Specifically, Insurer cited Quiroga v. Citizens Property Insurance Corp., 34
So. 3d 101 (Fla. 3d DCA 2010), arguing “insurance proceeds for homestead
property are constitutionally protected to the same extent as the property
and cannot be divested by a homeowner through an unsecured
agreement.” Insurer further contended, “[d]espite the lack of a secured
agreement, the alleged [AOB was] not a proper conveyance of homestead
property” because it did not comply with sections 689.01 and 689.111,
Florida Statutes (2019).

    In response, Appellant filed an amended memorandum of law.
According to Appellant, Quiroga was distinguishable “because it involved
a charging lien imposed on proceeds from an insurance policy [and] not,
like here, a voluntary transfer of benefits on the part of the [I]nsured[s].”
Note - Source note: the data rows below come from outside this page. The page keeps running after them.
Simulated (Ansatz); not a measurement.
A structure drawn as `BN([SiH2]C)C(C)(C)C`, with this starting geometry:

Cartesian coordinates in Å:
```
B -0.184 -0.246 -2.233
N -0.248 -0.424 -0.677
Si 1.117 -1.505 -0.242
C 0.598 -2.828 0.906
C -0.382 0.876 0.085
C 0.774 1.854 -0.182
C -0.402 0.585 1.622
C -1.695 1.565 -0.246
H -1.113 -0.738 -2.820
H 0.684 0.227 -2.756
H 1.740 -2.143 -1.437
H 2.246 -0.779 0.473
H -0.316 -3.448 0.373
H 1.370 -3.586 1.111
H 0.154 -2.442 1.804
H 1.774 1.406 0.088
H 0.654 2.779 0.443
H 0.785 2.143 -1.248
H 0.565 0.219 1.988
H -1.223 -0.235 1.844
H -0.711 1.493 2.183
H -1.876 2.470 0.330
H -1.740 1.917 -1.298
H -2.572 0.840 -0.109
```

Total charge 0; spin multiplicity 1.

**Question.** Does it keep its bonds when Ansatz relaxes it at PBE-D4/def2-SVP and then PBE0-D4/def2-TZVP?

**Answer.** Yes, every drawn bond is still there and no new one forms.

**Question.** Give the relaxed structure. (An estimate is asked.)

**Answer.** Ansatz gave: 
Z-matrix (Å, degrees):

Additionally, Appellant contended that sections 689.01 and 689.111 had
“nothing to do with the assignment of benefits provided to [Appellant] by
the Insureds . . . .”

    Following a hearing on Insurer’s motion to dismiss, the trial court
entered an order granting the motion. Citing to Quiroga and to JD
Restoration Inc. v. Universal Property & Casualty Insurance Co., 245 So. 3d
809 (Fla. 4th DCA 2018)—a nonprecedential citation opinion involving an
identical issue—the court found that the assigned insurance proceeds
were “imbued with the same insulation as the property itself enjoys.” The
trial court stated that such insulation could be “stripped or avoided only
by proper procedure to create a secured interest in the insurance proceeds
in favor of [Appellant].” And, because the Insureds did not execute the
AOB in the manner which sections 689.01 and 689.111 prescribe, the trial
court found dismissal appropriate. This appeal followed.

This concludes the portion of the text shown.